So you have a Family Plan for your cell phone and you get your teenager a cell phone. You disable web access so they do not run up data charges with surfing the web or downloading games. You lay down the law about how many minutes they can use a month. You explain how unlimited nights and weekends work (nights start after 7 or 9 PM depending on what plan you have) and you show them how to check how many minutes there are remaining on the plan. You even sign up for unlimited texting, because they are happy to text instead of talk.
The Deal with Texting
Unlimited texting on the Sprint Family Plan is $20 for all phones on the plan, but without it text messages are 15 cents each, sent and received. For example, send a message and receive a reply and that cost you 30 cents. It does not take long for your teen to burn through $100 or more simply texting. I learned the hard way. They claim ignorance and you would like to too, because you did imagine how they could text so much, but you are stuck with the bill. By the way, texting cannot be disabled on Sprint/Nextel phones. You can restrict who they can call and who can call them. You can disable web access and downloads and roaming, but I guess the "freedom to text message" has been added to the Bill of Rights as long as you can pay the bill. You can ground, bribe and plead but your teen is likely to give in to the pressure. Plus you cannot stop other teens from texting your teen. You can tell them, but then they will forget or ignore you and text any way. You are not their parent. Therefore, go with the unlimited plan or have a pay-as-you-go plan that they are responsible paying for. Unfortunately, with pay-as-you-go plans you may not know who is calling your teen or who they are calling, but that is another story. Also, the phones and the minutes will cost more.
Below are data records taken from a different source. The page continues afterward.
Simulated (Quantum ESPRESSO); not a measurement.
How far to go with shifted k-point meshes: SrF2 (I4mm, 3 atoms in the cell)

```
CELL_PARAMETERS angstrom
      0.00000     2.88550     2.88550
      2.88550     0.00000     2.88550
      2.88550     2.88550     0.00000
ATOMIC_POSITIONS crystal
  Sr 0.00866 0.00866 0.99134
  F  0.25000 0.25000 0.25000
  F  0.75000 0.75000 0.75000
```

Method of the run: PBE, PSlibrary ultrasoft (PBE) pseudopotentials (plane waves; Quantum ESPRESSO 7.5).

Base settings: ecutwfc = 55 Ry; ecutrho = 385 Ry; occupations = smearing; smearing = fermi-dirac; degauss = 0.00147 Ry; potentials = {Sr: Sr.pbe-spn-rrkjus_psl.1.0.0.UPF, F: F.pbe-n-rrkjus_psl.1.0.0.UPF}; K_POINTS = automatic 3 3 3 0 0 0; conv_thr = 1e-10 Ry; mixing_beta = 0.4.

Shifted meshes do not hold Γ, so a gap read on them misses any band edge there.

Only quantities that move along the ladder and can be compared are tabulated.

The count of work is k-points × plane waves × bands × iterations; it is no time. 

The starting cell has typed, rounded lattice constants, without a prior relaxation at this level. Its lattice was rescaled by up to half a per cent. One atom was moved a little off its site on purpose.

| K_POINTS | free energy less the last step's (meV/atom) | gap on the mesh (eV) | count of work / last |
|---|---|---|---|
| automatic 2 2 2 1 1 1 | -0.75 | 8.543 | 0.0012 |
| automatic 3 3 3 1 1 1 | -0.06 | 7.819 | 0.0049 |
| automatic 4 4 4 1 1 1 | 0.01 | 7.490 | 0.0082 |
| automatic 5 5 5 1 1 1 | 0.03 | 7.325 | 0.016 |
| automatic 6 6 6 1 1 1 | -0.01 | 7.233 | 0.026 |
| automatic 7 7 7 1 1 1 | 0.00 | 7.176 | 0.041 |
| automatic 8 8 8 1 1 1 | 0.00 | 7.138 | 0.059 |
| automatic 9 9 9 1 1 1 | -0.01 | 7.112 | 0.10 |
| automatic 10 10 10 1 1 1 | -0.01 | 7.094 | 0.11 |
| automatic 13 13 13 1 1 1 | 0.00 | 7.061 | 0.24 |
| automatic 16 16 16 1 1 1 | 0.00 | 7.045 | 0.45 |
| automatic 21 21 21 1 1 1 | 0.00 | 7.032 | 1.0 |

After all that you think you have your bases covered then you get your bill and you see multiple $9.99 per month subscriptions for ring tones and $1.99 per message charges (that will be covered in another article). What the (insert explicative here)!!! You call the phone company and complain and they answer that these are legitimate charges, but will disable web access on the phone. Thanks a lot, but I already did that. Once again your teens claim ignorance and then after further interrogation they think they might of tried to order some ring tones from an ad in the back of Seventeen or Cosmogirl magazine.
Accidental Ringtone Subscriptions
Look back in the magazine and sure enough you will find full page ads for ringtones, wallpapers, hot hunk movie animations and future husband tests. In large text at the top of the page you are instructed to send a text message containing "teen+code" to a five digit number. It is so easy! In small print at the botom of the page you learn that you can download five ringtones per month for a subscription rate of only $9.99 a month. I could get HBO for that much. I could buy 10 complete songs from iTunes instead of 30 second snippets of a song done by cover artists. Now if you have web access disabled on your phone you cannot download the fake ringtones, but your phone bill will still be charged every month. On the bill there is no explanation or instructions on how-to cancel your subscription. You have to track down the web site and discover what number to send "STOP" to, to stop the insanity and stop the drain on your bank account.
Make Your Own Ringtone? Maybe
Instead of subscribing, you could, buy your ringtones one at a time from your cell phone carrier. I have Sprint and the cost is $2.50 per ringtone. The music snippets are from the actual artists, but it is $1.50 more than the whole song I would purchase from iTunes. Then the thought occurs to you that you can transfer data to your phone via a cable you usually have to buy separately or via Bluetooth for free if your computer has Bluetooth. Well, I have Bluetooth on my Mac and with Leopard, it is even easier to transfer files to and from your phone. Many phones will play MP3's and you can use a free program like Audacity (an open source audio editor that will work on Linux, Windows and Macs) to trim a song down to a suitable length for a ringer. However, once you convert, edit and transfer the song over you might discover that you cannot assign the song as a ringtone. You can play it, but you cannot use it as a ringer, at least not on a locked cell phone from Sprint. I have read that this is possible on a iPhone, even though Apple sells ringtone versions of many of the songs available online for 99 cents and you can select which part of the song to use as a ringtone right from within iTunes.
There is a work-around that my daughter's boyfriend revealed to me. If your phone has a voice recorder, you could record the song via the cell phone's mic and then assign it as a ringer. This does not give you the same control or quality you would have with the above method using Audacity, but it does allow to have a variety of ringtones for free and remember we are only talking about ringtones. I remember when you had no control over your phone's ringer which by the way you did not own and had to lease from the phone company monopoly. You could not even adjust the volume, but that shows you how old I am and how far we have come. It use to be a big deal for a household to have a separate phone line for the teens. That family was rich. Now it is not uncommon for every family member to have their own phone that they can play "Are you smarter than a 5th Grader" on, customize with hot hunks wallpapers and fake ringtones.